T – 4 weeks
I stayed in Brisbane for a few weeks either side of Easter. I had no projects in mind for this period, apart from maybe whipping up something quick to light my campsite at a doof I was going to. Before I’d even left — long before I’d had the chance to show off my Kaiju suit to my local hackerspace to show it off — a friend informed me of a charming man who had recently joined, who had a plan to build an art car in the coming weeks, just in time for the very festival I would be attending. He put me in touch, and by the time I’d made it to HSBNE, I’d already signed on.
T – 3 weeks
Back in Brisbane, I bring my newest project along to HSBNE and a few people are suitably impressed (I’ll see myself out, thanks). My charming new friend tells me he’s in the midst of organising the purchase of the vehicle which will become the basis for our project. I figure that not all of the strip needs to be addressable, and we can save some construction costs by casting solid colours on some sections using the much cheaper common-anode strip, a handful of DIP WS2811 chips and some MOSFETs (see below). Knowing the rough size of the vehicle, I order what seems like an appropriate amount of LED strip, including spares to deal with the usual unforeseen consequences.
I spend the next week designing a circuit which can use the current-sinking ability of the WS2811 chip to PWM a BJT, which in turn drives the gate of a MOSFET, to switch the power for the common-anode strip. It seems to work in a circuit simulator. That obviously means it’s going to work flawlessly the first time in the real world, right? I start programming the addressable part and getting the power system in order.
T – 2 weeks
T – 1 week
The LED strip arrives, and I get to work hooking up a WS2811 chip to one of my triple-FET veroboards.

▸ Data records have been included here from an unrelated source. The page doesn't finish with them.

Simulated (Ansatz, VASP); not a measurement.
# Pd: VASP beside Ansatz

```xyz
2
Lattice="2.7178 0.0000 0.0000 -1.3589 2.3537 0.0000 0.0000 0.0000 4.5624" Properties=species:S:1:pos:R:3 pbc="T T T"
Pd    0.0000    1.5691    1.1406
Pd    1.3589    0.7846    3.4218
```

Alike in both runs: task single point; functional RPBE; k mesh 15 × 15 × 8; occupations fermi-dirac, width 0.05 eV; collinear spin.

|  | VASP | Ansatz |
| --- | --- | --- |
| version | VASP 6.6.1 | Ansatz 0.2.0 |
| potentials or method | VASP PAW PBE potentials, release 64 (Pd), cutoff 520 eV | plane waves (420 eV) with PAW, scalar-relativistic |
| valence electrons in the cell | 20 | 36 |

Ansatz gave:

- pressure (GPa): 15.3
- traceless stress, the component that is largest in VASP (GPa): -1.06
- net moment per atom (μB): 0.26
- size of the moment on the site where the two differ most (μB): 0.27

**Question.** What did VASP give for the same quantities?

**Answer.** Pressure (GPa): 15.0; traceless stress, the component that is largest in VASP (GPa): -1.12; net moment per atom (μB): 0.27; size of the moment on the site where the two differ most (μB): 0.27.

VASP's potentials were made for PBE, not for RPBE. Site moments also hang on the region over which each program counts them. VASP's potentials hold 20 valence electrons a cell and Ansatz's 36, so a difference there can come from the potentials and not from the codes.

Pop. There goes a WS2811. Hmm, maybe they can’t actually take 12V on VCC like the “datasheet” says.
Pop. Oh, right. Need a resistor there.
…no smoke! No lights either. Wait, the red one lights up briefly. Hold on, I missed a connection.
Pop. Seriously? Good thing these come in packs of 100.
While I do end up with …something, it doesn’t work out as I’d planned — whatever I try, either the lights come on only some of the time, one of the channels doesn’t work, or my increasingly-frustrated brain messes up somewhere and I let the smoke out of yet another WS2811. The most annoying thing about this exercise is that my breadboarded prototype seems to work just fine until I add a resistor that the circuit shouldn’t have worked without. Amusingly, it is here that I learn the lesson that the faster I rush, the less I accomplish over time. Cooler heads really do prevail.
Eventually I give up on the WS2811 bridge, and change the controller from an Arduino Uno to a spare Mega ADK, and use the plentitude of PWM pins on the Mega to drive the FET gates directly. While the threshold voltage for the FETs is right on 5V (meaning RDS never quite reaches RDS(on)), it does manage to colour-fade correctly. Near enough, meet good enough.
Meanwhile, the connectors I found for the 4-wire strip work fine so long as they are soldered to the strip. Yes, they’re labelled as solderless connectors, but simple contact doesn’t always conduct as well as it should, and some flux-cored solder removes any surface corrosion and seals the contact area nicely.
T – 3 days
I get all the LEDs installed. The controller drives them just fine, although now I’m running three data lines to each controller board instead of one. C’est la vie. Power works. Controller works. My long-ass USB cable lets me sit far enough from the Queenslander to see the changes after I upload its program. I tweak it so that the timings of the windows are evenly-spaced. Again so that the windows don’t all change to the same colour in a sequence. Speed it up. Slow it down. Accentuate the sparkle trail. Remove the sparkle trail.
I’m buggered from getting it all installed, but gleeful that I can now see the payoff. I cut the lightbox windows from some scrap plastic (leftover PETG from my Laser Angel Wings), then get busy with an orbital sander to frost them. For kicks, I use the space’s laser cutter to etch the front surfaces.
We did it! We brought The Wonky Queenslander to life, just in time for Rabbits Eat Lettuce.
The day of the drive to the festival (Thursday), it rains all afternoon. The rain wouldn’t let up until Saturday afternoon. The site starts wet and ends up a huge mudpit. That doesn’t stop anyone from having an awesome time, however!
- Four weeks is just long enough to throw a larger project like this together in a hurry.
- Transistors are not simple switches, there is some serious semiconductor wizardry going on inside them, and you need to understand that wizardry to use them in practice.
- “Solderless” connectors can work better when soldered.
- Common-anode LED strip is remarkably fault-tolerant if you attach R+G+B+A to both ends (it could have a single break in each and still work fine)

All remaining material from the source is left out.